Tunisia Risks Explosion Over Austerity, Ghannouchi Cautions IMF
(Bloomberg) -- Pressure from global lenders like the International Monetary Fund could put Tunisia’s post-revolution stability at risk, cautioned Rashid Ghannouchi, head of the moderate Islamist Ennahda party that is part of the governing coalition.
The remarks, made in an interview with Bloomberg, come amid mounting frustration in the North African country as it tries to implement an IMF-backed economic program that calls for cutting government spending as part of a broader push to revive growth. Implementing the measures has become increasingly difficult with inflation near a 25-year-high and pressure by unions to boost public sector pay.
"The International Monetary Fund and international institutions should take into account the transitional situation Tunisia is experiencing. They could apply pressure to the extent of an explosion,” Ghannouchi, a veteran 77-year-old politician, said. He stressed that Ennahda supported the program and that ministers dealing with the IMF were members of the party.
“But there’s no need to apply more pressure than necessary,” such as on lifting subsidies or raising wages, he said.

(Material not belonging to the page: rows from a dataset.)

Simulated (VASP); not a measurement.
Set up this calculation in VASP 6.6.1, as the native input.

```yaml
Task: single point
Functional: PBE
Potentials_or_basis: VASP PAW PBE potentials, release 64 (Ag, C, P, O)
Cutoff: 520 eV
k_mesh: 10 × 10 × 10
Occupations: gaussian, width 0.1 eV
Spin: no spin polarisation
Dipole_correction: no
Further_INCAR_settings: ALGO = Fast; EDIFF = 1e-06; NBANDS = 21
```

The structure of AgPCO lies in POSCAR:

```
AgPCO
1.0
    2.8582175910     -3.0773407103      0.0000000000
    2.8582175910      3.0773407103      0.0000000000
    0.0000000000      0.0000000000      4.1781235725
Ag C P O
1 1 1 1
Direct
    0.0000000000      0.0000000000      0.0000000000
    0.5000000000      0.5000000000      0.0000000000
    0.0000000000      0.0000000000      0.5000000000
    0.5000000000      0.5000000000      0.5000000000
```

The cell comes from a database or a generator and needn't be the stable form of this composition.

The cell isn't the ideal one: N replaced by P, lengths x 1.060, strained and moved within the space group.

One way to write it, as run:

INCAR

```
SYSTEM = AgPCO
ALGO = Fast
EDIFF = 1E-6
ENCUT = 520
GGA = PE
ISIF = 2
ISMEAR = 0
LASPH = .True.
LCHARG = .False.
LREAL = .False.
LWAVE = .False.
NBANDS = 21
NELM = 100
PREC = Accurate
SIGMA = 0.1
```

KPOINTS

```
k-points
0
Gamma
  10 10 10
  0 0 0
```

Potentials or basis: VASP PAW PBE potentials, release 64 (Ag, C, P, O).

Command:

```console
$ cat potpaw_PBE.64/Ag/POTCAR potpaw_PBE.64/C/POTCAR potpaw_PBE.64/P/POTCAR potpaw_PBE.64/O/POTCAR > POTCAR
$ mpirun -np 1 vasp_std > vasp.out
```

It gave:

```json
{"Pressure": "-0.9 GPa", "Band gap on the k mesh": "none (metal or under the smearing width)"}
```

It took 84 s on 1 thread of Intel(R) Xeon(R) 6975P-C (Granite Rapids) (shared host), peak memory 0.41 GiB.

Tunisia’s 2011 uprising that led to the ouster of President Zine El Abidine Ben Ali rippled across the region, triggering similar eruptions of outrage in Egypt, Libya, Syria and Yemen. While the tiny Mediterranean country best known for sandy beaches and olives was spared the violence that broke out in those countries, its transition to democracy has been marked by political feuding that has complicated efforts to reduce public spending and bolster the private sector.
In its fourth review of the Tunisian program in September, the IMF said while authorities have made progress, “strong efforts are required to achieve the agreed fiscal targets.”
That review opened the door for the release of the next installment of the loan. International reserves were buoyed recently by a $500 million World Bank loan.
"The government is under pressure, on the one hand, because of IMF conditions and, on the other, from the unions,” he said.
That’s been the dichotomy confronting eight successive governments since Ben Ali’s ouster. Tunisia is under constant pressure to cut youth unemployment that, at around 30 percent, is double the national level, while also facing union demands for wage increases at a time when significant foreign investments have failed to materialize.
The Tunisian General Labor Union, which represents over 500,000 people and is the country’s most powerful, said the government was kowtowing to the IMF when it offered less than they wanted in pay raises for the public sector. A day-long general strike took place last week, and another stoppage is planned in February.
Officials warned against the strike, with President Beji Caid Essebsi saying it had the potential to tear the country apart. In the event, the stoppage and widespread demonstrations passed without violence.
“Yes the strike was peaceful and calm, but it could have been different,” Ghannouchi said. “It’s a sign that things could get out of control."
While Tunisia’s commitment to democracy has allowed such popular action to take place -- a rarity in a region where dissent is usually put down by force -- it’s also resulted in the political bickering that’s held back the economy.
Prime Minister Youssef Chahed and Essebsi hail from the same party, Nidaa Tounes. But rifts within party ranks have left them at odds.
Ennahda, whose moderate stance helped reassure secular Tunisians at a time when the Muslim Brotherhood was expanding its power in nearby Egypt, has also faced accusations of mismanagement and pursuing its own interests.
Ghannouchi ruled out running for the presidency in elections expected to take place later this year but said his party, which came second in a 2014 parliamentary vote, would support a candidate and would try to be part of a coalition.
"The country can’t be ruled except with agreement,” he said. “We are still in a transitional situation."